Getting Back On Track

21:47


So yeah, I guess it's been a while. I'm not gonna lie though, these last few months have been the worst I've experienced in a long time - my mental health took a massive turn for the worst and I just ended up forgetting who I was: I forgot how to love myself, I forgot how to enjoy my own company, and I forgot what it felt like to enjoy doing something that I love.

I'll admit, it doesn't help that I moved to a brand new part of the country by myself at the end of May, and although it's definitely a positive thing, it became quite lonely when it finally dawned on me that I was quite literally by myself in a place where everyone knew each other from school or from just generally living there. Speaking with a colleague who went through the same thing, I know that I'm not alone in my thinking, but sometimes it's hard to think about things logically when you're not in a great place mentally.

Social media has been a welcome distraction but has also added another layer to my problems; a ridiculous addiction that has probably amplified my anxiety issues rather than quelled them. I would find myself day in day out repetitively scrolling, refreshing, checking who's online, checking who hasn't responded to my messages and therefore getting myself worked up over things that just don't matter in the grand scheme of things. I was forgetting to live, and consequently wasn't living - I was living a life consisting of the four walls of my bedroom and my thoughts; I wasn't allowing myself to enjoy anything as I was too consumed by everything "wrong" with my life and the vices of social media.
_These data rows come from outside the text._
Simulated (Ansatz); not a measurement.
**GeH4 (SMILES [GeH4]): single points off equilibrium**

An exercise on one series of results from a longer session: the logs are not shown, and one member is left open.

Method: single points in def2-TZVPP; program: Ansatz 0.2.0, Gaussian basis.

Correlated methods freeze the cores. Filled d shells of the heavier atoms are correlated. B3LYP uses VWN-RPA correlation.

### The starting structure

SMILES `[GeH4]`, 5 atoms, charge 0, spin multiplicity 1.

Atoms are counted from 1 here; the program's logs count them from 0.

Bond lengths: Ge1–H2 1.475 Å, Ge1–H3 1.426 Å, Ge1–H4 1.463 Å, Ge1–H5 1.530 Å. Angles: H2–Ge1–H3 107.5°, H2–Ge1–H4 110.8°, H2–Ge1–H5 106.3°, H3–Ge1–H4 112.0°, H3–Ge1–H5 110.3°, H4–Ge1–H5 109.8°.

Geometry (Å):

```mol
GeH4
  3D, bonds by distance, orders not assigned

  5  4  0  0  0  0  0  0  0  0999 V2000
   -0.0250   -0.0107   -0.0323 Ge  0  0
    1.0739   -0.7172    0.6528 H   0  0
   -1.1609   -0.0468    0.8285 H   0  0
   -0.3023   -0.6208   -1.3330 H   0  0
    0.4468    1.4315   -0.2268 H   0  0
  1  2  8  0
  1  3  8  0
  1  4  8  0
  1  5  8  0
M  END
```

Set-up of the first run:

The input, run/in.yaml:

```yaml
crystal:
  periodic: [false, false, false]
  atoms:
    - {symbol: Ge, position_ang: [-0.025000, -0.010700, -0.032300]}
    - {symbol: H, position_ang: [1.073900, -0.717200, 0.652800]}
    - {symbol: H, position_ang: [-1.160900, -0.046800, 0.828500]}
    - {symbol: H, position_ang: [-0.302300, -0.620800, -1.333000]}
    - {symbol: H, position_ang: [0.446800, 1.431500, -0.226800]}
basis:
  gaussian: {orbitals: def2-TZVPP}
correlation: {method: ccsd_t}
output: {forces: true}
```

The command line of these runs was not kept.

I've drafted the post for now because in hindsight of this whole situation it was quite ironic, but the last post before my unplanned hiatus was about how I wanted to change my life in a year (a la #tryingchange). I'm still very much behind this, but right now I'm in the process of getting my mental health back on track, and that's my main priority for the time being.

Right now I'm focussing on 5 things that I'm trying to implement daily:
‣ Gratitude
‣ Journaling
‣ Mood tracking
‣ Meditation
‣ Doing something that I enjoy

I plan to elaborate on these things in future blog posts, but I'm going to take things slow, figure myself out, and bring you along on the journey with me.